In E.M. Swift’s story for Sports Illustrated in which the entire team was named 1980 Sportsman of the Year, Brooks is quoted as saying “It was a lonely year for me. Very lonely. But it was by design. I never was close to my university players because they were so young. But this team had everything I wanted to be close to, everything I admired: the talent, the psychological makeup, the personality. But I had to stay away. If I couldn’t know all, I didn’t want to know one, because there wasn’t going to be any favoritism.” Uff da. That is a cold, hard truth, and one that Russell plays straight to throughout. Yes, he coaches, which is to say he shouts and stomps, but he also tempers so much hard-driving with moments of almost impenetrable introspection. In one extraordinary moment, at a Christmas celebration, the whole team gives Coach a whip, a joke gift to make light of all that shouting and stomping. And the way Russell meets the moment, with a little smile, evokes the quote the real Brooks gave Swift, appreciating the joke, yearning to express his appreciation, on the verge of letting his guard down, just a little bit, and then...not. He gets that pointed lack of favoritism just right. And what Russell gets right too, is the Minnesota accent.

We’ve discussed Minnesota accents before, as has every pop culture outlet every time a new season of “Fargo” premieres, but we will reiterate that while Kirsten Dunst – excuse me, the legend Kirsten Dunst – does an exemplary job in “Drop Dead Gorgeous” of going right to the edge of going too far without going over it and though Boston-born Allison Janney’s Minnesota accent is incredibly underrated in Juno (“Juno, did you barf in my urn?”) this blog’s vote for best Minnesota movie accent goes to Kurt Russell as Herb Brooks. My Grandpa Prigge was born, lived, and died a Minnesotan and what always stood out to be and lingers in my mind the most about his voice was not the roly-poly Os but the tense jaw, the way he flattened so many words out, like the last syllables were running into a wall. Listen in “Miracle” to the Big Speech before the Big Game, listen close to how Russell says “not tonight”; that’s the tense jaw.

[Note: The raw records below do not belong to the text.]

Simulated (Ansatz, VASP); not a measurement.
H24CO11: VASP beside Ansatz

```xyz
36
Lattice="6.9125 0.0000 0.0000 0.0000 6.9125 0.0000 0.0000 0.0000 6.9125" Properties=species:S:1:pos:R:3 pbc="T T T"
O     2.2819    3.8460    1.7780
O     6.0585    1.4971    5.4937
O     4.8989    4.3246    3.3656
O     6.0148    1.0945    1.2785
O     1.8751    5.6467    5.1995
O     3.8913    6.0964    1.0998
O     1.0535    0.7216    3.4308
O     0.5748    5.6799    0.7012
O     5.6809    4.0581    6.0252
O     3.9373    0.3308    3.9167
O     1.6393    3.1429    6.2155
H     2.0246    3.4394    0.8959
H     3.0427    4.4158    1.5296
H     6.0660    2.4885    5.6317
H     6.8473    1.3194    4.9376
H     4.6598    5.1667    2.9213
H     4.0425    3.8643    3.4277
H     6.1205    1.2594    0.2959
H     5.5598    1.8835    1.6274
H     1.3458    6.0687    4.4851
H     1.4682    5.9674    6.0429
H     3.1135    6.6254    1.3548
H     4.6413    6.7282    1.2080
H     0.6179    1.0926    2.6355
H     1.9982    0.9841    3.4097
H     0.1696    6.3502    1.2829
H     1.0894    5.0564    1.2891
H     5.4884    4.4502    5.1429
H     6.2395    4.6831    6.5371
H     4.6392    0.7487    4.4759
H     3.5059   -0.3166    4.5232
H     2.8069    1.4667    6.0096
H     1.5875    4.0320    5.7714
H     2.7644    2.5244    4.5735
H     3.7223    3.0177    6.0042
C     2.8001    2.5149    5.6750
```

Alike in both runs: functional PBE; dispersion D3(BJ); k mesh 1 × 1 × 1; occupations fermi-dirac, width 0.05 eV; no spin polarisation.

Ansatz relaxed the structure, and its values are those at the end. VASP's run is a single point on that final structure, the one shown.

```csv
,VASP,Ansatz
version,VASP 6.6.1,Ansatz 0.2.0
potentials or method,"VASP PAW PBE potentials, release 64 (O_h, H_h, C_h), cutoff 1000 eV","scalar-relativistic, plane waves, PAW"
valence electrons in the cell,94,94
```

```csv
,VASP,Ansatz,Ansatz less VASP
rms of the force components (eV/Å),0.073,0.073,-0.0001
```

In a scene before the Big Game between Herb and his archetypal Supportive Spouse (Patricia Clarkson), just there to be supportive, at an ice rink, half-watching his kids, she brings him a cup of coffee. And as she hands it over, he says “There we go.” And that matters. It matters because speaking Minnesotan isn’t just the accent, though Russell impeccably flattens that “There we go” out, but the phrases. There we go isn’t a phrase, exactly, not in the way of a You betcha, but it speaks to what Howard Mohr, author of How To Talk Minnesotan, has professed is the principal motivating factor in all familiar Gopher State phrasing, to be “as noncommittal and as indirect as possible”, the sort of passive-aggressiveness which simultaneously manifests in Russell’s apropos, regionally appropriate lack of eye contact throughout the scene. A standard thanks would do here, certainly, but instead the movie Brooks replies with a turn of phrase that is essentially purposeless, so Minnesota true that while the Big Speech gives me goosebumps, this “There we go” brings a tear to my eye.